Long Established Businesses may want to pass up “Digital Transformation”
The concept of “Digital Transformation” is another regrettable example of multi-syllable tech speak: an otherwise opaque label (name) affixed to organization-wide projects where large global businesses try to evolve (or shall we say “devolve”) into versions of Eric Reiss’ “Lean Startup” or something out of a Clayton Christensen case study/success story.

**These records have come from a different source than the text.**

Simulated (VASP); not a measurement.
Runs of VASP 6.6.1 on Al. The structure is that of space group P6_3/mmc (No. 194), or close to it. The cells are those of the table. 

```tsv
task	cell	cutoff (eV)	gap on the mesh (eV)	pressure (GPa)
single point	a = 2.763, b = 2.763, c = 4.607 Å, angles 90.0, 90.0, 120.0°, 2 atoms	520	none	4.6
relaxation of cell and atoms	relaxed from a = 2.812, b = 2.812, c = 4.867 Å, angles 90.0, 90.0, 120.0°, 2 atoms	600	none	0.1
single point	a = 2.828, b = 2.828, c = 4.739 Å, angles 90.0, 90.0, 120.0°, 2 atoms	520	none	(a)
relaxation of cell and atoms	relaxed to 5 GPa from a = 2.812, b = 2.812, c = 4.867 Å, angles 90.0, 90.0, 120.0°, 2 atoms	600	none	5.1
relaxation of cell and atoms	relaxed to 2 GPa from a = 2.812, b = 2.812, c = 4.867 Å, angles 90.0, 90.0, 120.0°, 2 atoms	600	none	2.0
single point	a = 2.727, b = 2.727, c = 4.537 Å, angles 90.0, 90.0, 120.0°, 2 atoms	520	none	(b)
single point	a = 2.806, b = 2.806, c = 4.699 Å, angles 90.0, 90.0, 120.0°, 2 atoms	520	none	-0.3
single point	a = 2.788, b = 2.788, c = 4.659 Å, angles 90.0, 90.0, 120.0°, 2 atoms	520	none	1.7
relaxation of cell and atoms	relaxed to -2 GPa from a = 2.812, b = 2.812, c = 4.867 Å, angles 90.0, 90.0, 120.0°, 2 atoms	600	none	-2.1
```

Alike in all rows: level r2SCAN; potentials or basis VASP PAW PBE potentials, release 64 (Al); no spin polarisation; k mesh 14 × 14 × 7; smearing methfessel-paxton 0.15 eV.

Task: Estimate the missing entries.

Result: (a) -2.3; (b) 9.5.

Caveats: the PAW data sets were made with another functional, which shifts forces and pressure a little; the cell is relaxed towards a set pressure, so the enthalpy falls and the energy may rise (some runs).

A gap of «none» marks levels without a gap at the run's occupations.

Champions of this effort are also careful to include a very wide range of organizational projects within the digital transformation activity genre. For example, an organization opting to address a chronic malaise of fractured business structure (in other words, an organization plagued with “internal silos”) with computing tools and services is said to have embarked on digital transformation. Likewise, commencing an organization-wide effort to pool historical performance data and, then, to re-analyze it from some external or otherwise supposed new perspective is also considered a good example of digital transformation.
Of course digital transformation is also, broadly speaking, change management, so platform adoption activities where the platform needing better adoption is cloud computing, or internal electronic collaboration, fits the bill and can also be included under the digital transformation concept umbrella.
But whether an organization decides to “go there”, or not, should not be prompted by FOMO. Please don’t drink koolaid on this one.
Instead, a realistic appraisal of your organization’s position within a targeted market, your brand, and recent historical performance as measured against performance targets should be the drivers.
Position within a targeted market
Market leaders should not presume they will be able to successfully transform themselves into disruptors. It may be better to move “up market” than to commit lots of financial resources to a change management project likely to take a long time at high social cost. Speaking of big organizations, one only need look at what Apple has achieved by introducing an iPhone at a price point north of $1,000.00 USDs to see the benefit of moving up market rather than joining the messy fray at the commodity level of the smartphone market.
Brand
If you sell sugary, fizzy soft drinks, can you realistically expect to transform yourself into a healthy consumer beverage company? Further, if a big portion of the consumer market for soft drinks already likes your offer, should you throw it out the window to jump on the healthy drink bandwagon?
If PepsiCo and Coca Cola can serve as a useful example, the answer is clearly “no”. Better to acquire a business already active in the targeted new market, while preserving the unique brand of your new subsidiary, independent of the money-making sugary brand the parent company produces, if your organization plans to succeed. Welcome Dasani Water!
Following the Dasani Water example, traditional print news organizations should, therefore, buy already digital versions of themselves rather than start a journey down a path to transform themselves into an online news organization. Verizon has started down this path, but, unfortunately few print publishers, if any of the big news publishers have chosen this route without an attempt to assimilate the acquired business and brand into the parent. Dow Jones, Conde Nast, even the New York Times are all examples of big organizations catching a cold from attempts to digitally tranform themselves.
Recent Historical Performance
The nice thing about established, larger businesses is they have a lot of history. So understanding why undesirable performance trends have occurred is usually a far easier task than, for example, forecasting revenue performance for a digital startup. No doubt a numbers review may surface a real need for a digital makeover, but larger organizations will do much better if they allocate time and resources for a performance review before they start changing computing systems. If the answer is to move off of an outdated RDBMS, or to move forward on an effort to pull systems for inventory management, sales, and third party suppliers into a truly “modern” ERP than so be it. But be sure to figure it out first.